Additionally, when the reader who sent the email above called Orange a few days ago, he was told that the update is still being tested and would be released in 2 weeks which contradicts conor’s promise of “days rather than weeks”.

To be clear, the issue isn’t that the update has been delayed.  Delays for any software-based products are to be expected and even HTC are known to slip up – when I was on my HTC Hero they were promising Android 2.0 last December, then said that wouldn’t be released and they’d release 2.1 in January instead and even that wasn’t released until June, by which time I’d long sold the Hero and got the Desire instead!  The concern is that why are Orange constantly blaming HTC for the delay when HTC have cleanly denied being responsible?

In all fairness, if Orange keep to their promise of a few days then they’ve still done a better job than the other networks. Only Vodafone have made a successful release so far.

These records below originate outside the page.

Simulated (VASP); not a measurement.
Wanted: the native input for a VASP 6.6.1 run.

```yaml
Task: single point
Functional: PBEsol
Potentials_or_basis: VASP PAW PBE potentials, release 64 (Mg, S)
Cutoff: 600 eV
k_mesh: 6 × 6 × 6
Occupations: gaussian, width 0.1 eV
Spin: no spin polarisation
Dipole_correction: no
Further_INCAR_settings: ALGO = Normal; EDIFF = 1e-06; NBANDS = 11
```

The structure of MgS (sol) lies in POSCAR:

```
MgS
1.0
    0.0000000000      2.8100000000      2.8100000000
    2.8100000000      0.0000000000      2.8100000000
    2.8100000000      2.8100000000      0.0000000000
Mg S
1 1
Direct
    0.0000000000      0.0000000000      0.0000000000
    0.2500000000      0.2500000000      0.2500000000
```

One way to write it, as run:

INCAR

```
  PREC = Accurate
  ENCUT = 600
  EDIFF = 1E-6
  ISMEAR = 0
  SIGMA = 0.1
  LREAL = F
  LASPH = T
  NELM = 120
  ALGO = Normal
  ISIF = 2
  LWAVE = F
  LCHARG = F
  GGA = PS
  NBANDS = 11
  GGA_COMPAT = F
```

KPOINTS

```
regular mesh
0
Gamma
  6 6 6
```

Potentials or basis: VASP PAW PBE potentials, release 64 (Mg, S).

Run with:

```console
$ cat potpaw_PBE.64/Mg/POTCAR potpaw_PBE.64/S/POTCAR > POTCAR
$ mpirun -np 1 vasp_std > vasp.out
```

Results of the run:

Personally, I really think the networks shouldn’t even be allowed to brand their phones.  If it was done within a reasonable timeframe and actually improved the user experience then it would be a different story.  When it’s the first major update to one of the best phones available at the moment, and customers are being forced to wait before receiving an update that’s been available to their friends with unbranded phones for 2 months just so that networks can cripple the update with their own bloatware then it’s really unfair on those customers.  It’s a poor of way of taking advantage of the lack of alternative that the customers have.  All the networks do it, so it’s not as if people can threaten to leave and join another network.

Are you on Orange, and have you heard any news from them regarding Froyo?  I’ll try contacting conorfromorange to see what he has to say on the issue.